Engineering School


Located at the foot of Pikes Peak, Colorado College at the turn of the century was within easy distance of many mining, refining, and railway centers. The Cripple Creek District about 40 miles away was the site of numerous gold and silver mines. To service the mines, there were reduction plants in Colorado Springs, and of course, the railways all had facilities in town: the Colorado and Midland Railway, the Cripple Creek Short Line, and the Denver and Rio Grande. Within a slightly larger radius were Pueblo with a steel mill, Florence with reduction plants, Leadville with more mines, Idaho Springs with stamp mills (for crushing ore), and various sites with coal mines. The west was in desperate need of engineers and Colorado College was in a position to educate them.

In 1903, Florian Cajori led the college in organizing a school of engineering and became its first dean. The prospectus for the new school began as follows:

This is recognized as the Age of the Engineer. His knowledge and skill are called for in almost every line of activity in human affairs. In winning coal and precious metals from the depths of the earth; in extracting them from the rock and refining them for use; in mining and smelting iron and other useful metals; in building railroads and bridges, in transporting men and merchandise; in erecting great buildings; in reclaiming vast territories of arid lands to make them fertile beyond the dreams of our forefathers; in harnessing the forces of nature to make them furnish power and light and heat; in all these, and other common lines of work, the engineer is the man who shows the way and on whom success depends.

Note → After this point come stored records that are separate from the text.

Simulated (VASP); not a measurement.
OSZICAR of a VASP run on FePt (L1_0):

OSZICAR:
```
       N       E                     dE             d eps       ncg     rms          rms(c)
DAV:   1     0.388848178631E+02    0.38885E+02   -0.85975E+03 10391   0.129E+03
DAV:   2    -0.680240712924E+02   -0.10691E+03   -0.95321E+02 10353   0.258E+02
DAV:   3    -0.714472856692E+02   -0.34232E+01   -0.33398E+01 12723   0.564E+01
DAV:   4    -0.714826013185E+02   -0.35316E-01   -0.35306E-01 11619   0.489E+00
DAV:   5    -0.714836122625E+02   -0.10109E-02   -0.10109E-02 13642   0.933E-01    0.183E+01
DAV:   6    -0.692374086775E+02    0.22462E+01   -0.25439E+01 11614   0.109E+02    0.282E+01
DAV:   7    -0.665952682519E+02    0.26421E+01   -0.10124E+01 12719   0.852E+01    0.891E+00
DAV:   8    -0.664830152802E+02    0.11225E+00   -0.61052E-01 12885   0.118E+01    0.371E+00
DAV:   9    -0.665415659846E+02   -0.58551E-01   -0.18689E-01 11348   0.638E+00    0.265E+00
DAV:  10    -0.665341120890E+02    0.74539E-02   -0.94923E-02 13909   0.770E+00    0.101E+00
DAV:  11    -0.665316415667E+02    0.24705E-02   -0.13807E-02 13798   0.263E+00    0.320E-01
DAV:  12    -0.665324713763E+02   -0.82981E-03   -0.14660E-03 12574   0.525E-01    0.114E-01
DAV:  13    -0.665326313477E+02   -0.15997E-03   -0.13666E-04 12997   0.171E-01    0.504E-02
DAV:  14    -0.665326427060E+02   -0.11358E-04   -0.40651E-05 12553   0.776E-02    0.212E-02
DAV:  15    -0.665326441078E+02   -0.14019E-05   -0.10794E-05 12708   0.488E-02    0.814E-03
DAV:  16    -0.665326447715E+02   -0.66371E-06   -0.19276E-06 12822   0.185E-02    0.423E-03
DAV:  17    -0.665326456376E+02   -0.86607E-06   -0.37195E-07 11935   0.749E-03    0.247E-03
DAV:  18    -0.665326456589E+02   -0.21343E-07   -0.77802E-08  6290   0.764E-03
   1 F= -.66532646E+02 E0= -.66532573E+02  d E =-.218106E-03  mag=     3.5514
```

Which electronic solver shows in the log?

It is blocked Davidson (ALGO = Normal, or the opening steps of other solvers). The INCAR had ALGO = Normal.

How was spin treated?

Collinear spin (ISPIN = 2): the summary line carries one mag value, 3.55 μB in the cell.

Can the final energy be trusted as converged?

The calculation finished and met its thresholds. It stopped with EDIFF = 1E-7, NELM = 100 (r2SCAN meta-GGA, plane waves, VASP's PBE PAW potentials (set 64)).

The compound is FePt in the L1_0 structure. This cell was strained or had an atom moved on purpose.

The school offered courses in mining engineering, electrical engineering, and civil and irrigation engineering. Rather than "developing the memory by loading it with facts", the school promised to foster scientific habits of thought and work. The theoretical and experimental were thoroughly woven together. All this with Florian Cajori, the mathematician, at the helm and a new science building, Palmer Hall, nearing completion.

Gradually, the school lost its status at the college; the 1912 bulletin no longer listed engineering as a separate school. The curriculum continued under Cajori's direction, but when he left the college in 1918 no one replaced him as dean. This was a traumatic time for the college pushing engineering down the list of priorities. Yet the curriculum continued until it was officially discontinued when the college adopted a new plan in 1932 dividing the college into three divisions: School of Letters and Fine Arts, School of Social Sciences, and a School of Natural Sciences. Engineering Science with its mathematics requirements was still listed in the 1937 bulletin, but the emphasis had changed from degree work to pre-professional training. Students were encouraged to continue their degree work at more technical schools.

Rather than a failed experiment, the early Engineering School was a careful response by the college to the needs of the time. (Further interpretation is contained in John Fauvel's 1999 address on the occasion of Florian Cajori's birthday anniversary.)

 

Engineering maintains a continued presence at the college. In the 1960's there was an official department offering a short list of courses for prospective engineers: Graphics, Mechanics, Circuit Analysis, Surveying, Thermodynamics. By this time, the college had established a relationship with Rensselaer Polytechnic Institute allowing students from Colorado College to spend three years at the college followed by two years at the institute earning a bachelors or masters degree in engineering. Other institutions over the years have established similar relationships with the college.

In the 1960's, engineering professors Harold Polk and Ruth Kendrick often taught courses in the mathematics department. Professor Kendrick even held a joint appointment in both departments for a while. When Professor Polk retired in 1980, the engineering courses were phased out leaving only an advisor and the connection to other engineering schools.